The Misiones have to go
The Misiones, Hugo Chávez’s trademark social programs, have become the proverbial third rail in Venezuelan politics – nobody dares touch them because they are so damn popular.
But since we are unelectable, it’s about time we speak the truth and come out of the closet: “I’m Juan, and I hate the Misiones.”
Before you get into a frenzy and paint me as some sort of plutocratic, squash-the-poor reactionary, please note this isn’t some wholesale rejection of social policy or call for a return to Dickensian laissez-faire.
Instead, this is a call to get real about the fact that the Misiones are catastrophically bad social policy: half-baked, bloated, corrupt monstrousities nobody properly thought through, and hardly anyone dares question.
If this is now the consensus way of distributing the oil rents, we’re screwed. The misiones are teaching a generation of Venezuelans terrible lessons about what social policy can and ought to be. If we are not even allowed to question their “wisdom,” and criticizing them amounts to political suicide, we simply have no future.
We must fight this.
The first thing I hate about the Misiones is that they are haphazardly put together. Quick – can you tell me the name of the person in charge of Misión Mercal? Misión Robinson? Misión Barrio Adentro? Their numerical targets? Performance indicators?
You can’t, because they don’t exist. Misiones exist in the ether, courtesy of the whim of the President, thanks to the largesse of the Miraflores checkbook. They don’t have a formal budget. We don’t know how many people they employ, nor how many people benefit from them.
We don’t know their numerical objectives, nor the techniques employed to measure its success. They don’t quantify their goals, nor do they have any space for monitoring or evaluation, any standards at all to judge how much of the money they spend is well spent, and how much of it is waste. They have no mechanisms in place to fight corruption or systems to find it out and root it out when it happens. They’re social policy a la Eudomar Santos.
These crucial shortcoming perpetuate the idea of rentism. One of the principal moral shortcomings oil has helped metastasize is this idea that there is a free lunch, that money will simply fall out of the sky because we are a rich country, that there is no opportunity cost. This permeates everything in Venezuela – from our attitudes toward education to our alarmingly low levels of savings.

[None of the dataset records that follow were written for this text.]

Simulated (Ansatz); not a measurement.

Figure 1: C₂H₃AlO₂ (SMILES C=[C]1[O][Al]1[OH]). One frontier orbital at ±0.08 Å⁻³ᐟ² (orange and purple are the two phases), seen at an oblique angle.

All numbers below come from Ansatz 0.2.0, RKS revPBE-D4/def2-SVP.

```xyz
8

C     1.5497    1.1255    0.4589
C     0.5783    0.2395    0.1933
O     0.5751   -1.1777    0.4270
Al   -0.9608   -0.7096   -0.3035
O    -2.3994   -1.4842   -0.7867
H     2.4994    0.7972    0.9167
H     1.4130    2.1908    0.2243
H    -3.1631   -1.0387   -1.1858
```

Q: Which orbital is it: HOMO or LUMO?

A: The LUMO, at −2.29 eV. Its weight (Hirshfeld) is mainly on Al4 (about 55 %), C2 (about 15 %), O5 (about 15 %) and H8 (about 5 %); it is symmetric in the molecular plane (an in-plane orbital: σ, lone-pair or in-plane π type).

All of this is facilitated by the quick spurts of oil rents, but also by the policies put in place to distribute them for political gain. Once the absurdly high oil prices revert to their mean, these policies invariably collapse, and we learn nothing. This is not to say that oil per se is bad. What’s bad is the way we have let it infiltrate our culture and twist our values into something that prevents us from thinking about scarcity, productivity, technology, and education. They call it “the devil’s excrement” for a reason.
With no formal structures, with no single person calling the shots, it’s hard to even say in what sense misiones exist, or what they really are. Ultimately, they become a festering cauldron of corruption, even though they manage to help a few people. That’s not policy – you might as well hop on a helicopter and start throwing bills into the slums of Caracas. You’d probably have a larger impact.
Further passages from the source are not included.